UB’s student body consists of 5,600 undergraduate and graduate engineering students who are eager to apply classroom knowledge at your business. Their cost-effective expertise is available to all types of organizations in any industry.
Our student talent programs deliver real-world solutions to those short on manpower, time or technical know-how. And who knows? One of these placement options might be the ticket to your next permanent hire.
Students work on short-term industry projects – lasting 12 to 16 weeks – during the fall, spring or summer semesters. Graduate and undergraduate assistants are placed according to their skill sets, and matched to address a specific problem statement identified by your company. Due to the custom nature of student engineering projects, contact Gary Simon at 716.645.8837 or firstname.lastname@example.org for more information.

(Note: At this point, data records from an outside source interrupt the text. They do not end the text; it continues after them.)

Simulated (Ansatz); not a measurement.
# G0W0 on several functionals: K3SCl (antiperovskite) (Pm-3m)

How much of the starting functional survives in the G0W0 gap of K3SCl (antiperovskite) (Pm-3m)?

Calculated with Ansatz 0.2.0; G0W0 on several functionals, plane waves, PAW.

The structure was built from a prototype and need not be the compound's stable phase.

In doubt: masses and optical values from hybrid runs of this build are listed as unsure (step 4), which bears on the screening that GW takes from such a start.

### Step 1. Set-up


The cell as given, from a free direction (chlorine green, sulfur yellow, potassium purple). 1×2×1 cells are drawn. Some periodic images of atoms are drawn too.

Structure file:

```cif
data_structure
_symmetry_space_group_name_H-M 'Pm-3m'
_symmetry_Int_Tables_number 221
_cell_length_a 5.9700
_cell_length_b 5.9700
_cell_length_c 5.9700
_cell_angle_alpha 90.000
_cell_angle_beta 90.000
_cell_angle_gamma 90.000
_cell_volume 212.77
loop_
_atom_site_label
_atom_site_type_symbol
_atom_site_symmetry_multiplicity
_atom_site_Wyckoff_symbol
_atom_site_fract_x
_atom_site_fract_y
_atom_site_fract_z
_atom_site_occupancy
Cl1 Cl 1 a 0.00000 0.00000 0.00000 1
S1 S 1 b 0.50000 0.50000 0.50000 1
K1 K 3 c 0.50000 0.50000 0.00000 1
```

Rising seniors from the Department of Electrical Engineering spend 40 hours per week, for 10 weeks, over the summer contributing their engineering know-how to a company. The students concurrently receive additional guidance and mentoring support from an electrical engineering faculty member.
Does your company have a broken process, or one that could benefit from extra attention? Consider the two-semester Student Six Sigma Black Belt Certification, which affords you a dedicated resource for improving an operation. From the end of May until early December, participants apply the problem-solving approach of Lean Six Sigma to eliminate the root cause of an issue and reduce variation. A Master Black Belt mentor supports the student, who works 20 hours per week for the summer semester and 14-16 hours per week for the fall semester at your company.
As part of its Experiential Learning Program, engineering students are encouraged to pursue internships and co-ops for academic credit. Organizations should post opportunities through the UB Career Services job portal, Bullseye.
"The university has a lot of the right things going on. They’re providing the practical skills and training that companies need today."